Over the next few weeks we will be sharing with you excepts from a soon to be released Herman Miller publication: Album One. Album One talks about the changes affecting workplace design and we will bring you sneak peeks from some of the thought leaders we spoke to when compiling our book.
Today we speak to Luc Kamperman, Partner at Veldhoen + Company, the Dutch consultancy that originally developed the Activity Based Working (ABW) philosophy in the Netherlands in the early 1990's. Luc has worked on the largest ABW implementations globally from Rabobank in the Netherlands to Macquarie Bank (Sydney 2007-2009), Commonwealth Bank (Sydney), Medibank (Melbourne) and PwC Australia (Perth and Sydney) to name just a few.
We talked a little to Luc on how he came to be involved in workplace design and what his favourite Herman Miller product is (of course!)

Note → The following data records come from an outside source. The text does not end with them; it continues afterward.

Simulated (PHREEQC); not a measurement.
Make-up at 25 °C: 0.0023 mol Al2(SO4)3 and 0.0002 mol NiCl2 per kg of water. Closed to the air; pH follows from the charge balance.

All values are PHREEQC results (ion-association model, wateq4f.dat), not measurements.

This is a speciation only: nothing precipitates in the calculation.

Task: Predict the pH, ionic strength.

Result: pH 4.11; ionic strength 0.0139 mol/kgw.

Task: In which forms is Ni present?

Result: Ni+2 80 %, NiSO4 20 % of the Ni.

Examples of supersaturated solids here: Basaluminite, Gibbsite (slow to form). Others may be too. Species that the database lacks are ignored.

How did you come to be involved in workplace design? I hold a master in Business Management and actually didn’t know anything about workplace design initially. In 2002 I joined Veldhoen + Company who are strategic workstyle consultants. Looking at improving the way people and companies work. This includes IT and work environments. As a result I became very fascinated by the impact different environments have on people. Many people do not enjoy work while being productive at the same time.
How do you approach a brief or new project? By challenging the status quo and focusing on the future. You can’t resolve problems with the same mind-set that created it. If you build for the future, your thinking has to be revolutionary.
What inspires you in this field? People. The impact that a change of work style has on them. I love the experience of people working in a dramatically different way and enjoying it.
What is your favourite Herman Miller design? I personally love design but as an important aspect in the whole loop of changes that is needed to make work effective and joyful. Functionality is most important. And design needs to inspire people. If I have to pick one Herman Miller design I like it’s the Eames Lounge and Ottoman as it supports thinking and reflection time. Crucial for creating the future.
Read below an except from Luc's article for Album One: Independent Thoughts.
It’s not about the building: Introduction to activity based working (abridged)
Today our economies are based on innovation and change. Organisations cannot move forward by standing still. One of the key challenges of management is to design flexible organisations that replace vertical hierarchies with horizontal networks, linking traditional functions and forming strategic partnerships with suppliers, clients and even competitors. The tools of this age give us nearly limitless flexibility and mobility. As a result we are no longer tied to a desk, an office, or indeed regular office hours to acquire, process and distribute information. This ability to work anywhere begs the question: what is the office for?
The primary function of an office is shifting from a factory where we process information, to a hub where we collaborate, share and learn. The philosophy of activity based working (ABW) is to give every employee the freedom to work in the most natural way to produce quality outcomes for their clients, and their organisation. In doing so, work becomes more enjoyable, more efficient, and more effective, benefitting one and all. It might sound simple, but the impact and consequences for our working behaviours are enormous.
ABW challenges unnecessary rules and procedures, permanent workplaces, and regular working hours. It promotes knowledge sharing, more pervasive collaboration, personal accountability, and entrepreneurship. From this, we see increased engagement and cross functional collaboration that breaks down silos and unifies organisations, improves employee satisfaction and therefore increases productivity. In contrast to Europe, the ABW concept is relatively new in Asia Pacific. In 2008, Macquarie Bank and Commonwealth Bank were the first companies to successfully implement activity based working in Sydney, Australia. However the success of these projects has lead to a buzz around ABW that risks reducing ABW to mere hype, drawing parallels between ABW and hot-desking.
ABW is much more than this, and the real benefits can only be assured when ABW is implemented in an integrated way with the right focus on the virtual environment (technology and information management), the physical environment (the physical fit-out) and the so called behavioural environment (people and culture). All of this needs to be supported by a change management program that ensures it’s not a hollow and intellectual change, but is truly embedded in how we work and lead differently in the future. Implemented effectively, ABW is truly a workstyle for today.